EdgeML icon indicating copy to clipboard operation
EdgeML copied to clipboard

Redundant fastTrainer?

Open adityakusupati opened this issue 4 years ago • 6 comments

fastTrainer. and fastcell_example of the harsha/reorg branch seem to be out of date and need to be updated or removed.

@harsha-simhadri I think thes file needs to be removed once your fastmodel is robust.

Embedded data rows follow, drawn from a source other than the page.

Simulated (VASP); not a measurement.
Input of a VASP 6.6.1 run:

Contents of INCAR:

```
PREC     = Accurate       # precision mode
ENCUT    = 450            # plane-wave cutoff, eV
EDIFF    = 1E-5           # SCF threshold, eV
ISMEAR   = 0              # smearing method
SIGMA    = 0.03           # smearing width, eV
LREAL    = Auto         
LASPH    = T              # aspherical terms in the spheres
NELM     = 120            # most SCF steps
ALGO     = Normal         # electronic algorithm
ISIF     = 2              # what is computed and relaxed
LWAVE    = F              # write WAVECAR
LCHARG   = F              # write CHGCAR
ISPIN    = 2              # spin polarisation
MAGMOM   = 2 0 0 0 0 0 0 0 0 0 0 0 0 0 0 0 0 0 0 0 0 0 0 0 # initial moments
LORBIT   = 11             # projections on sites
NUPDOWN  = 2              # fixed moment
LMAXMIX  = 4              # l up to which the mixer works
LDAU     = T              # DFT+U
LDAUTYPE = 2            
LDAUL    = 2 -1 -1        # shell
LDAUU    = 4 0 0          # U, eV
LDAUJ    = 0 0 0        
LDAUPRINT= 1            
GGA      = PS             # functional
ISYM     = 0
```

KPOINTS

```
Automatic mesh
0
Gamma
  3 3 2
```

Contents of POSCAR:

adityakusupati avatar Aug 21 '19 10:08 adityakusupati

@adityakusupati The first link looks broken

harsha-simhadri avatar Aug 21 '19 20:08 harsha-simhadri

It was because of the reorg - https://github.com/microsoft/EdgeML/blob/harsha/reorg/pytorch/edgeml_pytorch/trainer/fastTrainer.py

adityakusupati avatar Aug 22 '19 05:08 adityakusupati

It was because of the reorg - https://github.com/microsoft/EdgeML/blob/harsha/reorg/pytorch/edgeml_pytorch/trainer/fastTrainer.py

@adityakusupati Can you test the fastmodel in PR 123, and see if you are happy. If everything you need is there, I will remove the fastTrainer and fastcell_example files.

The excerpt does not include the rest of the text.